How a conversion divided — then strengthened — Kenya’s Jewish community

NAIROBI, Kenya (JTA) — In 1990, Florence Wangiju showed up at the door of the Israeli Embassy in Nairobi. With her arms folded across her chest, Wangiju, whose name was Wanjuki, resolutely told the staff that she wanted to go to a synagogue, to see how the Jews worshiped.

“She just knocked on that door. She didn’t know anyone,” recalls her daughter Winnie Wangu. “My mother was a woman who wouldn’t take no for an answer.”

A single mother, she for years brought back storybooks and journals to her four information-devouring young children. Through her work as a secretary with different international organizations, she met people who encouraged her to buy books for her children. Some of the books were about Judaism, and some of the people who brought the books were Jewish, said Wangu, now 53. Her children’s curiosity about religion grew, and Wangiju decided she needed to see in person what her family dreamed of.

Embassy officials directed Wangiju to the Nairobi Synagogue, the first and only current Jewish place of worship in East Africa. Once she entered it, her soul never left, her daughter said.

“Our souls were at peace, we were finally home,” Wangu said, his eyes watering at the memory. “But we didn’t know it would divide the community.”

As the only synagogue in Kenya, the congregation was plagued by the numbers problem affecting many Jewish communities in sub-Saharan African countries (except Ethiopia, Uganda and South Africa ). In Kenya, there are about 300 Jews, and about half of them have synagogue ties. Members of the small community of around 80 families often did not have enough men to form a minyan – a quorum of 10 required for prayer under Jewish law – at their synagogue, which opened in 1912 to serve a handful of European Jews. who have passed through Kenya for business and professional reasons. They also didn’t have a permanent rabbi until last year.

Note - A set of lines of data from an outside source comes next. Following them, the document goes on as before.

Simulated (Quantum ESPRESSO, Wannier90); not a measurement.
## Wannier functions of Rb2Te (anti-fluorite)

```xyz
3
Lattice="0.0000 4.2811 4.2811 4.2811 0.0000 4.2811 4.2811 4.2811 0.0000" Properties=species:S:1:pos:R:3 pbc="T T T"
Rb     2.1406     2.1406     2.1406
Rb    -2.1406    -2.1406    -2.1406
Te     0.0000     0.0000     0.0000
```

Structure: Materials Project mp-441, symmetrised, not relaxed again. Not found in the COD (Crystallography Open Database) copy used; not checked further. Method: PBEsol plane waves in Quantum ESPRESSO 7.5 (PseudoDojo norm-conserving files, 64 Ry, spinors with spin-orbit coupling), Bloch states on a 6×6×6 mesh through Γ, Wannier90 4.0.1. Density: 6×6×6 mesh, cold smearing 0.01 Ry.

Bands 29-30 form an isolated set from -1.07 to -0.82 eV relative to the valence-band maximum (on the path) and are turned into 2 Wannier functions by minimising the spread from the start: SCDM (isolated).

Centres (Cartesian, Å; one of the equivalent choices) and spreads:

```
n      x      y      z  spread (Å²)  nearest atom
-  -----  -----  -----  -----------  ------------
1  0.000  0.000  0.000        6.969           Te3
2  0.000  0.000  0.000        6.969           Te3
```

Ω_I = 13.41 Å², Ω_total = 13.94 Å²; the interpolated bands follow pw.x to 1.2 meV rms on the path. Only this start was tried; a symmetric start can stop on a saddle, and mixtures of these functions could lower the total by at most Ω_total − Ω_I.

But the community, which included several white Europeans and other non-native Kenyans, struggled to come to terms with the decision to open their doors to Wangiju’s request for conversion.

The congregation lacked the knowledge to perform the rituals and were concerned about the religious and ethical implications. The original constitution of the synagogue stated that any conversion had to be Orthodox to be accepted. In highly missionary Kenya, which has many churches in every neighborhood, Jews are also cautious about proselytizing.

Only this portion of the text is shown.